But bought it I did instead of the usual Marvel, DC and Archie Comics tossout that I was wont to get while probing the Mezzanine at that once-viable store, and let's just say that after enduring the snarky sagas and dryer'n an Arab's anus humor to be found in this book I quickly shoved it to the back of the paperback rack in my own personal newsstand of a bedroom book shelf. While all of the other paperbacks there had become dog-eared and creased due to constant reading TUMBLEWEEDS #5 remained almost as glossy and brand-spanking new as the day it was bought, and despite a few age spots and a slightly dinged corner it holds up a whole lot sweller'n some of the paperbacks you'll find cluttering up the flea market tables of many a retiree out to make a few bux on some gunky ol' weekend.
But as we all know times change, and so do old fanablas like myself whose tastes mutate and glop all over the place to the point where maybe I can enjoy some of the dry gags 'n subtle guffaws that TUMBLEWEEDS was best known for (at least amongst the small batch of fanz who kept this strip going for nigh on twenny-two years).
Not being that much of a fan of western strips other'n the recurring panels in OUT OUR WAY as well as some old CASEY RUGGLES book I chanced upon, I gotta admit that TUMBLEWEEDS creator Tom K. Ryan did a fair job of taking the ol' western theme and updating it for the new era of BC/WIZARD OF ID styled strips. Nothing earth-shattering, but good enough especially when stacked up against the positively staid and unfunny strips one sees these days. The dialogue tends to get quite wordy and sometimes the gags are more groans than guffaws, but I can still appreciate some of the catch-you-off guard humor that pops up on scant occasion. 'n although the artwork ain't as eye-popping suburban slob friendly as the Bob Montana-era ARCHIE or Bushmiller delineated NANCY comics most certainly were, they sure beat the feminized cutesy-pie plop permeating the funny pages of today which I still say is a leading cause as to why newspapers are dying off.

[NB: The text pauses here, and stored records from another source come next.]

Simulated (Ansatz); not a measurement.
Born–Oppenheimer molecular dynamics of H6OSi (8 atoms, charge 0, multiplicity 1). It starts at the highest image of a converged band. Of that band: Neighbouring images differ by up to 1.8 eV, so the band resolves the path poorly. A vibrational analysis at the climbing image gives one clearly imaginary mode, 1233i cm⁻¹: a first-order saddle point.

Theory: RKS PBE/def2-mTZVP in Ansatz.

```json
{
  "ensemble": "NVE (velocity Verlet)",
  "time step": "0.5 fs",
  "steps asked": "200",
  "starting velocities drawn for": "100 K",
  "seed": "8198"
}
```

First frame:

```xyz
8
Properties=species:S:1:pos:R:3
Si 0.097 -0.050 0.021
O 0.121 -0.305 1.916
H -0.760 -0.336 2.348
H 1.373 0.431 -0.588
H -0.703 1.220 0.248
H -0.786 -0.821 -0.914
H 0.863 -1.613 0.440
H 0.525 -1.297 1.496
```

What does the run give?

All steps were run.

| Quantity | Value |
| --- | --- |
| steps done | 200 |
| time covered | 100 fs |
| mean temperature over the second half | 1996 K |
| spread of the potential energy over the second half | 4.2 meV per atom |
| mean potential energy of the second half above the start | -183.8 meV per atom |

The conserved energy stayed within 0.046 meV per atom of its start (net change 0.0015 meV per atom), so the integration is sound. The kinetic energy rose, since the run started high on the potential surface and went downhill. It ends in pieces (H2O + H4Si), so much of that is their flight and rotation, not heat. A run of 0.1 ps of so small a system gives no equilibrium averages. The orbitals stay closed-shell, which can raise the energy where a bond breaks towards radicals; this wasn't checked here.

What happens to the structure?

Good enough that even the lameass gags revolving around Tumbleweeds' horse Epic ain't as hopeless as I originally thought they were, while the Poohawk Indians portrayed are high-larious to the point where I get the idea that even the most Marxist of First Nations types might get a laugh outta the way they interact and throw some good zingers (verbally as well as visually) at the whiteys. Some of the takes on various western cliches might wear thin, but then again ya gotta admit that when the comics in this collection were drawn (1969) those western satires were still a bit (at the least) fresher'n they were when TUMBLEWEEDS finally packed it up in 1987.
True it ain't a classic in the way I like my comic strips, but at least TUMBLEWEEDS had its own charm, some nice artwork and a strange subtle nature that sorta petered out when the mid-sixties minimalist comics gave way to the comparative snoozers seen today. 'n hey, I would say that I was slightly inspired by these comics even to the point where I just might pick up this nineties collection of selected strips that the local Thrift Shops just can't give away, and hey can you tell me of a better way for me to squander my fifty cents???